In her final days, illness consumed her mind and body causing her to behave in ways that we cannot understand.  But during those days Elsa lived with her Sisters here in the 1A household, and was cared for by our exceptional staff at Our Lady of Peace, and the LIFE Program caregivers, who didn’t know Elsa in her hay days, when she walked among us as a sweet woman described as someone who knew her well, to be “as quiet as a mouse”.  But that mattered not to the people who fed her, dressed her, spoke gently and quietly to her, actually, and without knowingly, mimicking the very way that Sister Elsa had lived her life.

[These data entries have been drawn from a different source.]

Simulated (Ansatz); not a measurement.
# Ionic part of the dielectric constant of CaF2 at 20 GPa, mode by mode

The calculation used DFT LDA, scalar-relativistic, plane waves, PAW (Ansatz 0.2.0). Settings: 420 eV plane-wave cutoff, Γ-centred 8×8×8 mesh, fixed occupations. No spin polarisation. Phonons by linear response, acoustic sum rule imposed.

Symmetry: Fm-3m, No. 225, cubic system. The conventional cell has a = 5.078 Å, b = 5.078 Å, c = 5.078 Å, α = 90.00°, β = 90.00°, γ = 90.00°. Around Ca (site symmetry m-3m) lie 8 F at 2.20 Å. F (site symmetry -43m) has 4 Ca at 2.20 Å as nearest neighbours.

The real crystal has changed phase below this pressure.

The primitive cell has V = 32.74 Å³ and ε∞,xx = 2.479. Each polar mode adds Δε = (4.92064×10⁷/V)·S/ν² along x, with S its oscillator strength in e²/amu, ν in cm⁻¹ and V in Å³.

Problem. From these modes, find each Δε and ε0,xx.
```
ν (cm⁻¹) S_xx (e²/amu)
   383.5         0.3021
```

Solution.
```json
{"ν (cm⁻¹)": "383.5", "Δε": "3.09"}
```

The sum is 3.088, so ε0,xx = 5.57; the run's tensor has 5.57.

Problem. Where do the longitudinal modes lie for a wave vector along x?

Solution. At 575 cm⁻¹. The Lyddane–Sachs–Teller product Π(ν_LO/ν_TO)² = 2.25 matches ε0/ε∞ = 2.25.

What have I learned by preparing this reflection? I have learned that a humble and quiet woman named Elizabeth, Mary Elsa, who loved to drive and to walk, roamed this earth quietly yet powerfully impacting thousands of lives and modelling everything we IHM’s profess to be: Elsa you were an,

  • Embracer of the Paschal Mystery,
  • Living a mystical presence while
  • Engaging in relationships and
  • Accepting the letting go moments that life presents, and along the way,
  • Fostering mutuality
  • As you Planned for your whole life a future yet unknown

You were a living presence of our IHM Direction Statement.

In her last will and testament Sister Elsa’s last written legal words were, and I quote her,

“Just let me go to God quietly”.  Today those words are fulfilled for her.  Go quietly Elsa into the loving arms of God and all those awaiting you.   Amen.